This is what science says once and for all about multitasking.


Chances are, you spend more time multitasking than you ever spend zeroed in on one task. But does trying to focus on multiple things at once really mean you get more done? Unfortunately, science says not really. In fact, some research suggests that multitasking can actually make you less productive.

“When you’re doing at least two tasks at once, one that requires one form of cognition and another which requires a different form of cognition, the brain is attempting to process and encode (at least) two disparate sources of information,” says Nicholas Hobson, Ph.D., the director of science at Psychology Compass, an automated cognition coach service. “But it incurs a processing ‘switching cost’ as it isn't able to run both at the same time.”

Multitasking causes activity to jump around various regions of your brain. This interrupts the functional connection of the neurons needed to adequately process information, which is what allows them to carry out a task, Hobson says. You end up losing time when you shift tasks, and even though it may be just tenths of a second, those nanoseconds add up throughout the day.

All that activity is mentally taxing, which doesn’t help your productivity, either. “When we multitask, we exhaust our physical, emotional, and cognitive energy,” says Shefali Raina, a certified professional coach with executive coaching company Alpha Lane Partners. “Multitasking uses up our brain fuel (oxygenated glucose) rapidly, and we get more tired versus if we were focusing on a single task; it’s also shown to cause increased stress. And when we’re physically and emotionally tired, we don’t have the capacity of our full cognitive resources, which impacts our focus, our concentration, and our memory retention—all of which reduces productivity.”                                         

The science is pretty clear: When people switch between different tasks, they lose time, and the more complex or unfamiliar the tasks, the more time they lose. Additional research has found that when it comes specifically to media multitasking (e.g., when you’re checking your phone while watching TV), people who are heavy media multitaskers are worse at sorting out relevant information from irrelevant details, slower to switch between tasks, and tend to be less effective and efficient even when they’re not multitasking. Kind of the opposite effect you’d expect from multitasking, right?

That’s not to say you should never multitask—we’re all busy, and sometimes it’s the only option.

But “the only time when multitasking is more efficient is when the tasks you're doing are simple and not cognitively complex (or at least one of them is simple and is a more or less automated behavior),” Hobson says. Think: unloading the dishwasher while having a conversation on the phone.

To actually be a productive human, you’re better off organizing and managing your schedule and surroundings so you can tackle stuff—one task at a time. Here are a few ways to do that:

Assess the complexity of your tasks: Use a 1 (super-simple) to 10 (very complex) scale, and assign each of your to-dos a number, Hobson says. “With that, be sure you manage the situation accordingly: Higher scores on a given task tells you to set up the surroundings to allow you to enter into deep work—intense focus and concentration—so, for instance, turn your phone off or put it into airplane mode during those times.”

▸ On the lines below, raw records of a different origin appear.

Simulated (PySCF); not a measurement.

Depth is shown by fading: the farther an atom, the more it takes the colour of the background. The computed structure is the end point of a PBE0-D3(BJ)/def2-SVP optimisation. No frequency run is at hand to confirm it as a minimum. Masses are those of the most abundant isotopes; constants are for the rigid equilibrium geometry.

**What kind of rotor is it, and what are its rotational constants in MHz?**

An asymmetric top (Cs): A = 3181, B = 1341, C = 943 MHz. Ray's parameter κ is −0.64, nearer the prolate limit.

Try the Pomodoro Technique: “This is a timing method that permits deep focused work by giving frequent rests/breaks as positive rewards and reinforces doing 25 minutes of intense work at a time,” Hobson says. An app like Focus Booster—available online, on Windows and macOS, and for iPhone and Android—makes it even easier for you to follow the method, providing a timer and tracking your productivity over time.

Practice OHIO when you can: OHIO stands for Only Handle It Once. “That means for small tasks and projects, you get it done and over with instead of setting it up to be done later,” explains Raina. “For example, block your calendar right away if you agree to a meeting, answer an email that requires a brief response immediately upon reading it, save the file in the right folder on your laptop ASAP... This small time investment at the front end frees up the future time and attention you would have used to get back to these tasks and declutters your brain.”

Instead of a to-do list, make a “stop doing that” list. “Over the course of a week, look at how you spend your time and ID the things that are nonessential—things that don’t aid your goals or make you happier,” says Raina. Maybe you check your phone every 10 minutes, even when you aren’t expecting calls or messages. You can eliminate this habit by removing phone alerts or physically removing your phone from your surroundings. Find ways to cut out the distractions so you can maximize the time you do have.